On 31st December 1942 off North Cape, Norway, in the Barents Sea, Captain Sherbrooke in HMS Onslow was senior officer in command of destroyers escorting an important convoy for North Russia, when he made contact with a vastly superior enemy force-the cruiser Hipper and the pocket battleship Lutzow. Four times the enemy tried to attack the convoy but was forced back each time. Early in the action Captain Sherbrooke was seriously wounded in the face and temporarily blinded. Nevertheless, he continued to direct the ships under his command and even when the next senior officer had assumed control, he insisted on receiving all reports of the action until the convoy was out of danger. His actions-and the Nazi ships' failure to neutralize the convoy despite its superior force-were pivotal for Hitler's order to scrap the Kriegsmarine in the beginning of 1943.
The Sherbrooke plot at St Peter & St Paul Church, Oxton, Nottinghamshire consists of a number of crosses, the vast majority of which are the graves of serving naval officers. The decision was made to clean the entire plot given the heavy military presence. As Sherbrooke's great grand daughter was to be shortly married there, we cleaned the adjacent pathway too.

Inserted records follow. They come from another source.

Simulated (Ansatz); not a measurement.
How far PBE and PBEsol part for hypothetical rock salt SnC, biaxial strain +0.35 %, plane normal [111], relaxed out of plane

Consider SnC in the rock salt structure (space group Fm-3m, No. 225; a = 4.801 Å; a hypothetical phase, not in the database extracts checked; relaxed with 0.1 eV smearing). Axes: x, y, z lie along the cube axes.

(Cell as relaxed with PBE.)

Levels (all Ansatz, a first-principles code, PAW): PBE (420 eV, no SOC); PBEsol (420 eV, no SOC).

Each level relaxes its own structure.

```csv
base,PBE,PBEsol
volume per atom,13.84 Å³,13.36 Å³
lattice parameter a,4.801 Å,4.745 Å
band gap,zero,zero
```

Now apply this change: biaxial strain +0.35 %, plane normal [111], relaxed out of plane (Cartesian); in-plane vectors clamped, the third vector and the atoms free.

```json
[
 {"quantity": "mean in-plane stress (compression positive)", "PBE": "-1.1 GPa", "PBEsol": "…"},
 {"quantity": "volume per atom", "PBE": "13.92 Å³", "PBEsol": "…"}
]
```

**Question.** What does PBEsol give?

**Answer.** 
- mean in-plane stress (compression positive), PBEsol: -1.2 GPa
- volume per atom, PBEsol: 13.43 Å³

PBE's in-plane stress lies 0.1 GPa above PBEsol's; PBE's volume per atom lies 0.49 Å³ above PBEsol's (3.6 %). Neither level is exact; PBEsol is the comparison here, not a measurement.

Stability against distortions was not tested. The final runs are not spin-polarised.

IN 2023 we returned to St Peter & St Paul Church as the memorial had begun to topple forwards into the grave and a crack in the column of the cross had widened. The team built a new base immediately behind the original and once the concrete had set a few weeks later we returned and gently eased the memorial on to its new plinth. The crack in the cross was then repaired and resealed utilising a stone compound.